Due Diligence and the Purchase Price
One of the first questions that comes to mind for most of our clients is – what is the right price for this deal? In practice, how we evaluate total price is by breaking it down into various pieces.
When we think about what we are buying when we purchase a business, it is generally that we see value in the future earnings that the company or its assets will generate. This leads to two pieces: how much will it make in a year (“Adjusted EBITDA”); and, for how many years (“Multiple”)?
This gives us a value for the total company or “Enterprise Value”. As the purchase price is for the equity of the company, the “Net Debt” of the business is deducted from the Enterprise Value to determine the value of equity.
Finally, not all earnings are equal, some take more capital. Therefore, there are structuring and capital requirement considerations that adjust the equity value to get to the actual price to be paid. Top-ups can be done for day to day capital requirements (“Working Capital Adjustment”) and longer-term capital expenditures ("Capital Expenditures") in order to ensure the business is left with the capital it needs to generate the earnings that are being bought.
Below is a summary of the purchase price equation:
Before we dive into each element of the purchase price, let’s pause for an analogy which may bring the purchase price equation to life in a more concrete fashion.
Think about buying a car in a private sale. You believe the used car will cover your transportation needs of about $5,000 a year (the Adjusted EBITDA) for 4 years (the Multiple). The car is then worth $20,000 (the Enterprise Value).
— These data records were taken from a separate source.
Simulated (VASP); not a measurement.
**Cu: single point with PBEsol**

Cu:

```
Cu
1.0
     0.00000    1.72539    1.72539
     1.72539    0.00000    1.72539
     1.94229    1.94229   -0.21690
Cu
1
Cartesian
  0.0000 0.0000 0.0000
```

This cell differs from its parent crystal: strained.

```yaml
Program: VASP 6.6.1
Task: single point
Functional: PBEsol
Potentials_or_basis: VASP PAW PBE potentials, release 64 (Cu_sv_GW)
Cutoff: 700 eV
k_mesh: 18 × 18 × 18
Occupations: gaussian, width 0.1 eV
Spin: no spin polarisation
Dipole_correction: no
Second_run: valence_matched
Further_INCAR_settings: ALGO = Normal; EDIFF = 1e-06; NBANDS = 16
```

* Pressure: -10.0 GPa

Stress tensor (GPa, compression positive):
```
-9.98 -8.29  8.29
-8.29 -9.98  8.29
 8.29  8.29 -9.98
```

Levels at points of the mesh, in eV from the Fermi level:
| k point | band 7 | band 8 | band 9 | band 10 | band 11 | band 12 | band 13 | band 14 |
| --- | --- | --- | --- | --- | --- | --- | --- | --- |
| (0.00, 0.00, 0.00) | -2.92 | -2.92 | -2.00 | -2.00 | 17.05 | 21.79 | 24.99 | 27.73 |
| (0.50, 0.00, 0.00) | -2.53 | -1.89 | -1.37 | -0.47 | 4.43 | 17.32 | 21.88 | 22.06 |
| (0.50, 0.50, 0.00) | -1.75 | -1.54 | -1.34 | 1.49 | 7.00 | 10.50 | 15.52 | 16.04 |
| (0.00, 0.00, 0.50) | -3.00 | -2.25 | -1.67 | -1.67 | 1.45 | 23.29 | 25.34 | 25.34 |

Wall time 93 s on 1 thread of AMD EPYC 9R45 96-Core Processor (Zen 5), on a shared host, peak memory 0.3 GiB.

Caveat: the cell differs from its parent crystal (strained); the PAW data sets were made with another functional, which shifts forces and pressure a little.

The previous owner financed the car and has $10,000 of principal left owed to the bank (the Net Debt). Your bank is willing to replace the previous owner’s loan and finance the $10,000. This would result in you paying the remaining $10,000 (the Equity Value).
When buying a new car you expect it to come with a full tank of gas (the Working Capital) and with parts that are in proper working conditions (the Capital Expenditures). When you go to pick up the car, you notice the tank is only half-full and that there is a dent in the side-panel. You negotiate with the seller to pay $50 to top up the tank and $1,000 less to fix the side-panel.
The ending purchase price then becomes $8,950 ($20,000 - $10,000 -$50 - $1,000).
Now we will jump into each piece of the purchase price equation and how due diligence comes in.
1) Adjusted EBITDA
Adjusted earnings before interest, tax, depreciation, and amortization or Adjusted EBITDA is a metric used to represent the cash flows that a business is expected to generate in a typical year.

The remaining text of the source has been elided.